Join us for conversations that inspire, recognize, and encourage innovation and best practices in the education profession.
Available on Apple Podcasts, Spotify, Google Podcasts, and more.
The National Council of Teachers of Mathematics’ Principles and Standards for School Mathematics (2000) identifies algebra as a strand for grades Pre-K-12. The Standards identify the following concepts that all students should cover and be able to:
Note 4
• | Understand patterns, relationships, and functions |
• | Represent and analyze mathematical situations and structures using algebraic symbols |
• | Use mathematical models to represent and understand quantitative relationships |
• | Analyze change in various contexts |
For the Pre-K-2 classroom, understanding patterns includes the following expectations:
• | Recognize, describe, and extend patterns such as sequences of sounds and shapes or simple numeric patterns, and translate from one representation to another |
• | Analyze how repeating and growing patterns are both generated |
In this part, we’ll look at problems that foster algebraic thinking as it relates to these standards, and we’ll explore ways of asking questions that elicit algebraic thinking. The situations you will be exploring are representative of the kinds of problems you would find in some existing texts; in fact, you may recognize some of them! The goal is for you to examine these problems with the critical eye of someone who has taken this course and is beginning to view algebraic thinking with a different perspective.

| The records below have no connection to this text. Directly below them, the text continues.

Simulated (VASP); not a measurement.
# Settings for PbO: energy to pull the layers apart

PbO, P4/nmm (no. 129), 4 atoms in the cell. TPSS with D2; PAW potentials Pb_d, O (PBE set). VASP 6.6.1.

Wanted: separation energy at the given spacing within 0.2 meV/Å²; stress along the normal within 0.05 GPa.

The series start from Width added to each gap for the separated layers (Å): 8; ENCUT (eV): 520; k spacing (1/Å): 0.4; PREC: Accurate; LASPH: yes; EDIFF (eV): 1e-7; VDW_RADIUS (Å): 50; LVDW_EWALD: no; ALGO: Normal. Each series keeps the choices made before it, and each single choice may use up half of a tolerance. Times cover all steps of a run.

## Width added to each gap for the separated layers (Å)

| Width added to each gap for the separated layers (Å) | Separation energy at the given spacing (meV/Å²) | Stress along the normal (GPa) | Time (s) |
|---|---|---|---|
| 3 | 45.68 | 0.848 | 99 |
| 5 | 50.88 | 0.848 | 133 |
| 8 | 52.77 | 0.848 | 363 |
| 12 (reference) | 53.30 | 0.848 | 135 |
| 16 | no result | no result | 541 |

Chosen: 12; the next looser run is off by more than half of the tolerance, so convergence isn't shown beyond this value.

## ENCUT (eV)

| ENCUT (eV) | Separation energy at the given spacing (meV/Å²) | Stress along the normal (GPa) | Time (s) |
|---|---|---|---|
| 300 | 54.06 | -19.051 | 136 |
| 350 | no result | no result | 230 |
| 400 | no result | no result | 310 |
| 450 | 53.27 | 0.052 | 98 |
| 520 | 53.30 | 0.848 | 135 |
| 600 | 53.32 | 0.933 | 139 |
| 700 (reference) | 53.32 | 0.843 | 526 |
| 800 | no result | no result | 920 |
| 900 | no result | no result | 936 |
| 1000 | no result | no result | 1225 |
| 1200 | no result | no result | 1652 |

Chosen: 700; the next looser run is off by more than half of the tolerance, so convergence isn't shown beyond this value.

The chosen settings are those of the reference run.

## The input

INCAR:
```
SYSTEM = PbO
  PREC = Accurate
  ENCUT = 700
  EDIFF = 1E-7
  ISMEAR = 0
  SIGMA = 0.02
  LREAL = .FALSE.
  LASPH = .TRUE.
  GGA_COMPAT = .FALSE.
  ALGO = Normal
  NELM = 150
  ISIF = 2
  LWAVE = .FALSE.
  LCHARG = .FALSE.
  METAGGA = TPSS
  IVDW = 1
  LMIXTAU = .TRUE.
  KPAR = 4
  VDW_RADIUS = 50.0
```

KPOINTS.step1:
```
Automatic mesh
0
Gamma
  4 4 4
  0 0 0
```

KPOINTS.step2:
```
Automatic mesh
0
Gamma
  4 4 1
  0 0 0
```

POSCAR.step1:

Consider the situation below, appropriate for exploration in a K-2 classroom:
Tat Ming is designing square swimming pools. Each pool has a square center that is the area of the water. Tat Ming uses blue tiles to represent the water. Around each pool there is a border of white tiles. Here are pictures of the three smallest square pools that he can design, with blue tiles for the interior and white tiles for the border.
Note 5
Problem B1
What questions would you, as an adult mathematics learner, want to ask about this situation?
Problem B2
How do your questions reflect the algebra content in the situation?
Now focus on the questions you want the students in your classroom to consider. In kindergarten, begin by having students focus on the relationship between the numbers of blue and white tiles by sorting the tiles into blue tiles for the water and white tiles for the border. In a first-grade class, students might focus on the blue tiles and what it means to be square. In a second-grade class, students might begin to organize their data into a table.
Problem B3
What patterns, conjectures, and questions will your students find as they work with this situation?
Problem B4
What questions could you as the teacher pose to elicit and extend student thinking at your grade level?
Problem B5
Recall the framework you explored in Session 2 in looking at patterns: finding, describing, explaining, and using patterns to predict. Which of these skills will your students use in approaching this problem?
Problem B6
Read the article “Experiences with Patterning” from Teaching Children Mathematics. What ideas mentioned seem appropriate for your classroom?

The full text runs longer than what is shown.